Midnight. Would the truce hold? From enemy lines, came a plopping sound: mortars. Night turned into day. Flares! The Chinese were launching a celebratory display. The British responded. “All our chaps furiously disobeyed orders and sent up smoke and flares,” Parritt said. “A great shout went up, then all went quiet.” Next, from the trenches curving around the pulverized British-held hills, a song echoed through the darkness. “There’ll always be an England.”
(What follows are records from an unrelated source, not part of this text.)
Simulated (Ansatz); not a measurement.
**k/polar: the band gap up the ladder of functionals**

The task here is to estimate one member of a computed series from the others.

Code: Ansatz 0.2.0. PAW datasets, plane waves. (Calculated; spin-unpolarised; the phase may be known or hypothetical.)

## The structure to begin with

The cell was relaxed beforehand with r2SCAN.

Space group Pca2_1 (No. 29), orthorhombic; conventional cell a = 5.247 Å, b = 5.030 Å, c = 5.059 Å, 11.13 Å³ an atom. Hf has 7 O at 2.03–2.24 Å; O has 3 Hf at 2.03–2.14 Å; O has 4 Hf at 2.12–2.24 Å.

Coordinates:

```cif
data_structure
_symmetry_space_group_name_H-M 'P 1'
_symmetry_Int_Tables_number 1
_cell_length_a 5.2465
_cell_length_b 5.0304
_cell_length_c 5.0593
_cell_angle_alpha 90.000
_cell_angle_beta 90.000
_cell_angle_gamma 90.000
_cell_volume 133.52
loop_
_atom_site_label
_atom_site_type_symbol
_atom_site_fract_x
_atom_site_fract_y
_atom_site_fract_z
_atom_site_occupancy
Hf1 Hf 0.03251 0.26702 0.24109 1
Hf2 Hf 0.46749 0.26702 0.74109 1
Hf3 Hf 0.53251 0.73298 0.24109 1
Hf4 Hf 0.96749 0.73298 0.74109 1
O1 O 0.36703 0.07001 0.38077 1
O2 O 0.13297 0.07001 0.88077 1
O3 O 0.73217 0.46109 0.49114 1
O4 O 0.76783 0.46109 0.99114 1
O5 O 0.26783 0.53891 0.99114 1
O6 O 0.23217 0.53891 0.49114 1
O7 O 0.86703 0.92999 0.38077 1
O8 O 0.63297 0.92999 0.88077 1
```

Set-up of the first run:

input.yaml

July 28, 1953. Across the cratered peninsula, the guns lay silent. Parritt and a comrade ventured cautiously down into the valley. Suddenly, two Chinese popped out of cover. “They looked to see if we had weapons; we did the same,” said Parritt. “Then it was all smiles and shaking hands, and we took a photo.” With a start, Parritt realized that the two Chinese were the targets of his massive barrage the previous day. Neither had a scratch. “I’ve been thinking how strange war is ever since,” Parritt mused.  [Joong Ang Ilbo]

The rest of the article goes on to talk about the Battle of Kapyong that has been featured here before on the ROK Drop with Hero of the Korean War Lieutenant Colonel J.R. Stone.  That battle saw the British Commonwealth Forces fight their most important battle of the Korean War.  The author of the article Andrew Salmon recently released a book about the British forces during the Korean War that is worth checking out.

A number of British Korean War veterans have returned to Korea over the past week to attend a memorial ceremony to remember the battle.  This is what the British Ambassador Martin Uden (who by the way has his own blog) had to say about the UN forces becoming involved in Korea:

Yet although UN forces did not win the war, South Korea has clearly won the peace. “Sometimes, politicians get it right,” said British Ambassador Martin Uden of the decision to defend South Korea .

I wonder if Mr. Uden thinks the same thing about the intervention in Iraq?

At the time of the Korean War the conventional wisdom was that the intervention in Korea was a mistake and no one including the leaders who got the UN forces involved and the soldiers that fought in it could have imagined that South Korea would be what it is today.  Someone in 1952 saying that South Korea would one day be a Top 10 global economy and a global leader in a number of areas would have probably been laughed out of the building.

kapyong-obelisk

US President Harry Truman who was responsible for the intervention in Korea was so unpopular that he didn’t even bother running for re-election in 1952 and remains the only US President less popular then George Bush when he left office.  Truman was replaced by Dwight Eisnhower who was elected on a platform of ending the war in Korea, which he did a few months after he took office with the signing of the Armistice Agreement.

So to say the politicians got it right with Korea would be about the same as saying that the politicians got it right in Iraq and how many people agree with that?